Tuesday, September 2, 2008

iPhone speech recognition - status

The iPhone mania is pushing many vendors to offer speech recognition on this platform. As there are many offerings, I enclose a summary to ensure a simple presentation of the current status. I am not certain it covers all iPhone speech offering and will be glad to receive comments about additional speech recognition solutions for the iPhone.

There are many posts on the net about speech recognition around iPhone, some for command and control and some for perfroming free speech web search. Many people are disappointed that there is no speech recognition for iPhone while other are discussing working or semi-working applications and few names are mentioned:
  1. AT&T
  2. Nuance
  3. VoiceSignal
  4. VoiceDialer
  5. VOICE DIAL
  6. VoiceThis
  7. Fonix


AT&T exposed recently a research project - Watson Speech Mashups Architecture - a new software framework that casts AT&T’s WATSON speech recognition as a web service to economically bring speech processing technologies to the larger web and mobile developer community. This new capability provides network-hosted speech technologies for multimedia devices with broadband access (iPhone, BlackBerry®, IPTV set-top box, SmartPhones, etc.) without the need to install, configure, and manage speech recognition software and equipment. This enables easy and rapid development of new speech and multimodal mobile services as well as new web-based services. The software implementation is based on well-established web programming models, such as SOA, REST, AJAX, JavaScript and JSON.

AT&T provides a video of the YellowPages.com application with speech recognition on an iPhone.



Nuance & VoiceSignal are promoting separate solutions or maybe the same one? VoiceSignal is part of Nuance but still exposed its own iPhone speech recognition solution. I am confused and I bet many others inside Nuance are confused.

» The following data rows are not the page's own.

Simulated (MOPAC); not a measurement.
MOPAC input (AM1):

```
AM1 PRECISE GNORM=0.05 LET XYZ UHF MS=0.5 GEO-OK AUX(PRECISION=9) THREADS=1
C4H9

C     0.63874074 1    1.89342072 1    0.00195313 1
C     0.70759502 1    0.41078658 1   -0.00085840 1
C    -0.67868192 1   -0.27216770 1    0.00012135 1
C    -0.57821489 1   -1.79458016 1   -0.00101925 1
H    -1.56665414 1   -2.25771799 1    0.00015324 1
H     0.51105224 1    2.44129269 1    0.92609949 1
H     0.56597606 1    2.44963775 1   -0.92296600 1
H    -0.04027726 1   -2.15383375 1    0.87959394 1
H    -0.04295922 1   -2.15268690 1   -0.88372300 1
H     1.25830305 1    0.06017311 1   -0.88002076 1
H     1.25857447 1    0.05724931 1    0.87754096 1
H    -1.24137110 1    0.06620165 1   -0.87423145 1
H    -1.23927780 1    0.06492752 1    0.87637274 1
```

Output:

I wrote in the past about the Nuance iPhone offering. What I managed to understand from the various announcements is that Nuance named its solution OVS for open voice search (in some cases it is referred to as open vsearch). It is also known as the Mobile Solution Suite. Surprisingly on the VoiceSignal website, there is a demo video of vSearch which is a speech recognition based search application for iPhone. The application logo displayed on the iPhone in this video is the VoiceSignal logo (unlike the logo on the Nuance vsearch demo which is of course the Nuance logo).
If you are still not confused, take a look at the Nuance announcement from June 10th and compare to the VoiceSignal announcement from August 24th:


Nuance Unveils Voice Search Prototype On iPhone

APPLE WWDC, SAN FRANCISCO. June 10, 2008 — Nuance Communications, Inc. (NASDAQ: NUAN), a leading provider of speech solutions, today unveiled a ground-breaking prototype for voice search capabilities shown on the Apple iPhone (NASDAQ: AAPL).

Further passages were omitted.